Tuesday, May 31, 2011
5/30 May shines up, lines up
Last week somebody threw the switch on the warm air current. The first day was a Tuesday: up to eighty and humid by the hump of the afternoon. A warm, sunny week led to summer-like Memorial Day weekend, humid at times, occasional bouts of fog, threats of thunderstorms, and windows open all night. Birdsong at four-thirty a.m. comes in loud and clear.
I revel in the opportunity of so much fine outdoor weather; an endless stream of happy high-on-fresh-air hours. I go from glancing nervously at the sky, wondering whether I will get the next little pie-faced Green-man Scottish Moss in the ground before the clouds open up again, to putting everything else in the ground I’ve been keeping around for over a week.
Those six-packs of eager little annuals – lobelia, alyssum? Your time has come!
I make space for them by lifting up a carpet of thick-leaved viny monochrome green groundcover, which I’ve been using for years for outdoor flooring. It’s taken over a triangle in a highly visible place – the oxbow twist in the winding central path that divides the back garden. A site for a showplace. I dig the big green groundcover out, en masse, and re-set the pieces in some difficult terrain under the oak tree.
I set the low, cheerful lobelia and alyssum along the newly freed borders of the path. I work in the one-of-a-kind perennials, fresh discoveries picked up at last weekend’s garden club sale – which has come to rival a Home Depot of stock choices, though with plenty of stales personnel and selections divided into “sun,” “shade,” “groundcovers” and a long demonstration table with examples of the plants to be found displayed in their proper departments along the long Wollaston Congo church Driveway of Fertility.

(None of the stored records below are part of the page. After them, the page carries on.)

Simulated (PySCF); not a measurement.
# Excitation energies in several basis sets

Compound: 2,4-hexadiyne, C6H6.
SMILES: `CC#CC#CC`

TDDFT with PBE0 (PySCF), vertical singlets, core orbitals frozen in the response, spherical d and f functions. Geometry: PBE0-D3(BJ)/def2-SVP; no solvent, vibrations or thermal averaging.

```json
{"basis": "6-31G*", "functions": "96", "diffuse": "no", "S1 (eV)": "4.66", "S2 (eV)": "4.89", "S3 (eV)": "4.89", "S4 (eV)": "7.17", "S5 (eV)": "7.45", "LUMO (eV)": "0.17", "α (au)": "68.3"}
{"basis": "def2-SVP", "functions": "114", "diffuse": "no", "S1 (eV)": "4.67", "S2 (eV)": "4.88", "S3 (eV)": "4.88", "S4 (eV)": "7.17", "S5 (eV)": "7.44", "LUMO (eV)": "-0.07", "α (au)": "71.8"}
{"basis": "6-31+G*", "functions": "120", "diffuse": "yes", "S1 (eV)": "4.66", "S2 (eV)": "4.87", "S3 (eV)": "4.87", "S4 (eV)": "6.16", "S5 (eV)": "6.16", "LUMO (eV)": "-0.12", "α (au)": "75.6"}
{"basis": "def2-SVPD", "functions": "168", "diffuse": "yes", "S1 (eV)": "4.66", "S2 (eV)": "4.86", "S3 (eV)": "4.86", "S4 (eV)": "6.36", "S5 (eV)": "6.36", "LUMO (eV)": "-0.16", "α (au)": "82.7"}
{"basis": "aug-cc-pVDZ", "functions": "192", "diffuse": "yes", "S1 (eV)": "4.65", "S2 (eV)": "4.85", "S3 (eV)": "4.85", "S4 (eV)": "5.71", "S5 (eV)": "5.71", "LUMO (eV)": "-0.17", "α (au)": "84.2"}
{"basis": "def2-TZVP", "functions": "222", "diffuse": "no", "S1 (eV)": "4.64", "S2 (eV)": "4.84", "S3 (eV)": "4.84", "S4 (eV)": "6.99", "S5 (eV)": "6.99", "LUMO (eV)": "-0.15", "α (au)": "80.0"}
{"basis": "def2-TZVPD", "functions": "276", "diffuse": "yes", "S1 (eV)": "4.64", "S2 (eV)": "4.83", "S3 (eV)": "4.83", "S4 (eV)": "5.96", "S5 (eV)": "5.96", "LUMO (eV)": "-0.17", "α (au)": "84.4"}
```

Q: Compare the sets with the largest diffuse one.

It was actually too crowded and no longer a place for unexpected discoveries and face to face encounters with the growers of the specimens you’re planning on taking home. It had changed from a tag sale to an auction.
I fill up a cardboard box with precious dirt and plant material – the gifts of fertility – to a weight heavier than I can decently carry and struggle down the street, straining under my loot. Can’t wait to take advantage of the big vernal dig.
I spend big hunks of each day outdoors. Each day slightly different, each one marvelous in its own way. A dry brilliant day, clear as cool water. A warm, thunderous day, ending with gin and tonics outdoors. A day with a long evening walk, just cool enough to make moving a pleasure while we lecture our poor visiting daughter on the twists and turns of "Lost." A hot humid Saturday, interrupted by a bout of fog, highlighted by a trip to buy advanced vegetable seedlings and to begin planting tomatoes.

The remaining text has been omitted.